In a month, two Republican candidates will run against their Democratic rivals, as none of the four managed to break the 50% threshold needed to win in November.
Should Democrats take the seats in Georgia, the two political parties will have a 50-50 tie in the Senate, which means that if Joe Biden occupies the White House, the Dems will grab control over the upper chamber with Kamala Harris (D-Calif.) being a potential tiebreaker.
Crucial Senate Runoffs
There are three questions about the Georgia Senate runoff elections on 5 January, says US investigative journalist Mark Dankof.

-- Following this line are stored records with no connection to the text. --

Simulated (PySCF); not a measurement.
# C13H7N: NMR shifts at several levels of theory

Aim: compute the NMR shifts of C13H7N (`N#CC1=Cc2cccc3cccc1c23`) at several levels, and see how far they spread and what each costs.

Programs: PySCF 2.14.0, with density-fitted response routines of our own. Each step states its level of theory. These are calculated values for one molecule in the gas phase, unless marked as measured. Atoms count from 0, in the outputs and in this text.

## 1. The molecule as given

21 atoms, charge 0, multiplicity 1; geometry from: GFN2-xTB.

"The first is the question of the legitimacy of vote counting. The second involves the changing demographics of the Deep South, which mirror this national development since the Immigration Reform Act of 1965. The third issue is related to the second: turnout. The Democratic Party’s ability to turnout African Americans in urban Georgia will be the key to who wins these races."
When it comes to the state's demography, one can hardly overestimate the changes which have occurred over the last decade: according to Politico, the immigrant population leaped 84% between 2010 and 2018, "putting Georgia on the fast track to become majority-minority by 2030". The state has seen an influx of young people of colour who, according to some estimates, tend to vote for the Democratic Party. As a result, the Old South and the New South clashed in the 2020 general elections this November, according to the magazine. On the other hand, in late October, National Public Radio (NPR) cited a substantial surge in black voter turnout in the state during the early voting this year.
"I have yet to see any meaningful poll numbers from the more reputable polling agencies on what is going on in Georgia", says Dankof. "On the basis of visceral reaction and not solid scientific polling data, I will predict GOP victories and the retention in the US Senate of the two GOP incumbents, but I would not suggest to any of your readers that they bet any money on this."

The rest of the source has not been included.